That night, after Jerry learned of the encounter, he brooded on the threadbare blue couch in his town house in Scottsdale, Carson's privately owned projects. He'd tried to protect his kids—he wouldn't let Jack leave home without an escort except to go to school or practice—but BadBoy knew that, in a way, this close call was his doing.

WHEN MISAALEFUA WAS 10, he decked a school bully and found his path. "We call it good hand," he says, punching the air with a meaty right. Soon, he was challenging the toughest guys from the toughest gangs. "It was so easy. Everybody I touched, I put away." One day, he considered his formidable family and friends from 218th Street and thought: We could turn this into something. BadBoy and West Side Piru were born. Says Misaalefua: "I started to feel like I was Al Capone."

Misaalefua was arrested so often, mostly for assault with his fists, that he can't recall the number of times he's been locked up. In prison, he soldiered for the Bloods, managed a truce with the Samoan Crips and studied biographies of old-time gangsters. He finished his last stint when he was 25 and, inspired by Capone, stepped back from the streets, handing orders to his foot soldiers instead of getting his own hands dirty. "He was still the guy calling the shots, telling the kids, 'You can't let these people roll through our neighborhood,'" says LA homicide detective Randy Seymour, who investigated more than 100 gang killings in 10 years at the Carson substation. "Then something would happen." Something like a shooting.

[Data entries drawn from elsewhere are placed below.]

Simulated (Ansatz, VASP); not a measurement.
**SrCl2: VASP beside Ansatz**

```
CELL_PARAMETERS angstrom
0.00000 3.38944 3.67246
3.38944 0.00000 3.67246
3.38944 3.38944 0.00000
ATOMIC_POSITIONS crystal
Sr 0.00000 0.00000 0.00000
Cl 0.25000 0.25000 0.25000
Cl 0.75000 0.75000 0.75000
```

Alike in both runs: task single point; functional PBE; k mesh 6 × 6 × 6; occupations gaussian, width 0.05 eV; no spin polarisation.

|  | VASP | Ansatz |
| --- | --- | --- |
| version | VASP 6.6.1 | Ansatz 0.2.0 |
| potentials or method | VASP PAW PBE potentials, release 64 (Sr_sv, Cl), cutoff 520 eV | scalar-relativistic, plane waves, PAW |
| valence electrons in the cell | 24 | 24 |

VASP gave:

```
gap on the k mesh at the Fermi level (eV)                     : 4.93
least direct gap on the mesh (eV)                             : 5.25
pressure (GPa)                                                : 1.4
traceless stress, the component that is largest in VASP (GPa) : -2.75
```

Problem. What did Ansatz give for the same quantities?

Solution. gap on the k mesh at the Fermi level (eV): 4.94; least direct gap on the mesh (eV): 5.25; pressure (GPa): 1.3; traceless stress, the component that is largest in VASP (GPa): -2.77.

Jack doesn't remember the days when Jerry chilled with the Boo-Yaa T.R.I.B.E., drove nice cars and draped himself in gold. "We had means and ways of getting money," says Misaalefua. "But I'm not going to talk about what my boys do." Misaalefua claims each WSP member worked on his own and contends there was no organized structure that rewarded those in charge. He also says his big-money ways ended when he met Jessica, who didn't want her son around that kind of party scene. It was difficult to give up, but in the Samoan community money matters less than family, loyalty and the prestige that comes from being the boss.

Like a matai, Jerry had his tribal council of 15 OGs and an army of young homies to do his bidding. But that didn't mean he stayed entirely out of the fray. Once, as Jack played in his front yard, one of the younger gang members threatened an elder. Jerry sliced in like a defensive tackle to slam the guy against a tree. As his left hand gripped the kid's throat, his right balled into a fist. Everyone went quiet. With the message received, BadBoy released his grip. Jack's eyes still jump as he remembers every detail. "I never saw anybody look so afraid."

As his and Jessica's family grew, by one son and four daughters, Jerry attended countless funerals—even helping to pay when cousins in rival gangs were killed by WSP members. "Now it dawns on me," he says. "Kids lose their lives over a color we ain't even made up, a street we don't own. Every day, it eats me."

In 2006, with his stepson seemingly on track for a scholarship, Jerry retired from the gang to focus on his 9-to-5 as a truck driver. "I'd rather be broke and happy with my family," he says, "than rich and worried about the police and all that." Still, he can't really escape his past, not when it's inked all over his body. There's no mistaking where he has been and how he rolled. Rival upstarts can read it. College football recruiters can too. So, when Jack needed him most, BadBoy stepped aside.

ON A CRISP April morning in 2007, Sula stretched his thighs against the aluminum bleachers of the Long Beach City College football stadium. On the field, more than 200 high school athletes ran three-cone drills, short shuttles and 40s. This combine for Polynesian players, headed by former University of Arizona QB George Malauulu, presdient of AIGA Foundation, offered exposure and credible testing to kids trying to earn college scholarships. Sula flashed game speed and soft hands at the workout, but he fretted about his half-a-step-too-slow speed. He reasoned that his best work was on film—it was good enough to get him an invite to visit USC as a junior—so he didn't bench or run the 40. "There's a magnifying glass on the speed issue," says Malauulu. "If you don't run, you better bench the house and squat the gym. You better show something else."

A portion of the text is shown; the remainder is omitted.